Precession of Justice

          I'm watching a black and white newsreel, from the end of World War Two. It's showing a strange procession through Berlin shortly after it's capture by the Allies. The procession is a large motorcade - a military accompaniment - to a small, ornate carriage made of gold and glass, pulled by a pair of horses. Inside that carriage are two people - a man and a woman - that the newsreel commentator announces as the highest-ranking Nazi surviving the war and his wife. They are being taken by the Americans to stand trial.

          The scene shifts slightly, and now I'm a part of it, following the motorcade. Now it is in Washington DC, where the captured Nazi's trial will proceed. I am some sort of minor Washington bureaucrat and, for whatever reason, me and my fellows have been told to join in this public exhibition of a great criminal.

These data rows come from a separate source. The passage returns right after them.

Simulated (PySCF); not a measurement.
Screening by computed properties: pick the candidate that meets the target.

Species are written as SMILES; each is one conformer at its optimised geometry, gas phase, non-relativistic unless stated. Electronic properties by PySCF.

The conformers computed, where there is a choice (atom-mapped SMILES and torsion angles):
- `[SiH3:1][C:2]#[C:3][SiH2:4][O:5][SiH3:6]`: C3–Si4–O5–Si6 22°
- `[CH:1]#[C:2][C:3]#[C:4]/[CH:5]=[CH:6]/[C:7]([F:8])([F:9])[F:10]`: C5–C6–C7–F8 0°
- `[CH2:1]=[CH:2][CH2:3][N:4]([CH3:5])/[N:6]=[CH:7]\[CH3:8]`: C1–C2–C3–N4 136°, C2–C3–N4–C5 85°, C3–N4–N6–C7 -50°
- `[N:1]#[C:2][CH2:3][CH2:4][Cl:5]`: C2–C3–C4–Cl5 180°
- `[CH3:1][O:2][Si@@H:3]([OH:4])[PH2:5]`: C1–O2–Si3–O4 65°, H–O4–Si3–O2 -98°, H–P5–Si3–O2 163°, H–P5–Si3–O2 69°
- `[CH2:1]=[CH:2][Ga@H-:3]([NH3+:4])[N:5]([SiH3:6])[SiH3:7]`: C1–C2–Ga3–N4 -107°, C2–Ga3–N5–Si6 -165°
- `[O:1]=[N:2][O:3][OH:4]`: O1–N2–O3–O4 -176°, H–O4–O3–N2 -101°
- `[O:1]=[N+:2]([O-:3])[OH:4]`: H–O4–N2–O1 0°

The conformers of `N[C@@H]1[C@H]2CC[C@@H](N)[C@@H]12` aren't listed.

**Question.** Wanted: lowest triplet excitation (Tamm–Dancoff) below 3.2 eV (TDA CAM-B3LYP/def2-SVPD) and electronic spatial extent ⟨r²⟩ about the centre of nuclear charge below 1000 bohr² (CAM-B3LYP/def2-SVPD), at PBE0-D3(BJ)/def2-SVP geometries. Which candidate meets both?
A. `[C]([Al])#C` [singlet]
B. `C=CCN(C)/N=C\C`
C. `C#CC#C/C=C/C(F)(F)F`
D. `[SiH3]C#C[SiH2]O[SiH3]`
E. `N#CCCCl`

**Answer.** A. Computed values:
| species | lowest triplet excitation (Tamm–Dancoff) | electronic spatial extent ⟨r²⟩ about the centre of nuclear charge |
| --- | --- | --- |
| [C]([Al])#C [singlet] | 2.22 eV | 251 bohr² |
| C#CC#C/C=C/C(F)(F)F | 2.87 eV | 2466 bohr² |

          As I'm walking, I'm talking to an acquaintance of mine, wondering why we are even bothering with this trial. Everyone knows that it is a foregone conclusion, that this man will be found guilty and executued. I mention that I don't condone the death penalty, nor do I approve of kangeroo courts. My companion doesn't quite agree with me, as he feels that the Nazis deserve whatever punishment they get, but the disagreement between us is mild. After all, it would be very sticky if our debate was somehow misunderstood and I got branded as being disloyal.

          The procession ends at a building made specifically for the war crimes trials - a huge edifice of white marble in the DC neoclassic style. Over two hundred steep marble stairs lead up to the front entrance, and the one on trail is slowly taken up them, with much sense of ceremony and deliberation. My fellow office-bees and myself head around to the back entrance, which has a much more convenient elevator.